India’s emerging regulatory framework for internet-delivered television services has triggered a sharp divide within the media and telecom ecosystem, with Jio Platforms Limited opposing any attempt to treat OTT-delivered linear channels as television broadcasting, while Zee Entertainment Enterprises Limited has backed tighter regulation and licensing norms for such platforms.
The contrasting submissions were made to the Telecom Regulatory Authority of India in response to its consultation paper on “Application-based Linear Television Distribution (ALTD) Services”, including Free Ad-Supported Streaming Television (FAST) platforms.
The debate is expected to shape the future regulatory architecture for internet-based television distribution in India, with implications for OTT platforms, broadcasters, telecom operators, smart TV manufacturers, and digital advertising ecosystems.

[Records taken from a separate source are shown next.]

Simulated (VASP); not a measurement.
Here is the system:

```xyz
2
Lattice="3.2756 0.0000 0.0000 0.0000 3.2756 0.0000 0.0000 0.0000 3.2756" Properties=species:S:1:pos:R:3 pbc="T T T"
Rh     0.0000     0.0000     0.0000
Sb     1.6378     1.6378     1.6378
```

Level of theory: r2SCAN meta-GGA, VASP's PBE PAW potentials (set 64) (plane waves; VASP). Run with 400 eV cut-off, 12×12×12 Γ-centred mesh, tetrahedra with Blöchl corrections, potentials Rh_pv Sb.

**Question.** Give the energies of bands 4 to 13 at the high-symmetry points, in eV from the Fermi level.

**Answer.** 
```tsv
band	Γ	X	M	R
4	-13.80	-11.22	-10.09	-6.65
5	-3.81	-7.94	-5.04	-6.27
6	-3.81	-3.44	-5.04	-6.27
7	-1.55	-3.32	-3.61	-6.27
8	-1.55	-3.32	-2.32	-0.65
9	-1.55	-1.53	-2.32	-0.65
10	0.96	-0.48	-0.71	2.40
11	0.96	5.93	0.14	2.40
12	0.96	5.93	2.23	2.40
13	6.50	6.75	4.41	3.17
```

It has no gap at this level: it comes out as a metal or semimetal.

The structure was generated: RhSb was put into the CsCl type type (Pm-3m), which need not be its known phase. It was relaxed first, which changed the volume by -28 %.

Jio Platforms Opposes Broadcast-Style Regulation for OTT
Jio Platforms, in its submission dated May 11, argued that OTT-delivered content — including FAST channels — cannot be equated with traditional television broadcasting merely because it follows scheduled programming or carries advertisements. The company said the consultation paper “incorrectly construed” OTT-delivered streams as linear television channels.
The Reliance-backed company maintained that FAST services are fundamentally OTT services delivered over the public internet and should continue to be governed under the Information Technology Rules rather than broadcasting regulations applicable to cable TV, DTH, HITS, or IPTV operators.
Jio Platforms argued that OTT and broadcasting ecosystems differ significantly in terms of delivery architecture, network control, content rights, quality of service mechanisms, and commercial structures. It said broadcasting relies on dedicated and regulated carriage infrastructure, whereas OTT services operate over open internet networks where users independently pay for internet access.
The company also warned that introducing a separate regulatory regime for internet-based scheduled content could create “regulatory asymmetry” and undermine the principle of technological neutrality.
Net Neutrality and Existing IT Rules Sufficient, Says Jio
Jio Platforms argued that existing net neutrality obligations already ensure non-discriminatory access to internet content, making additional “must carry” or “must provide” style obligations unnecessary for OTT platforms.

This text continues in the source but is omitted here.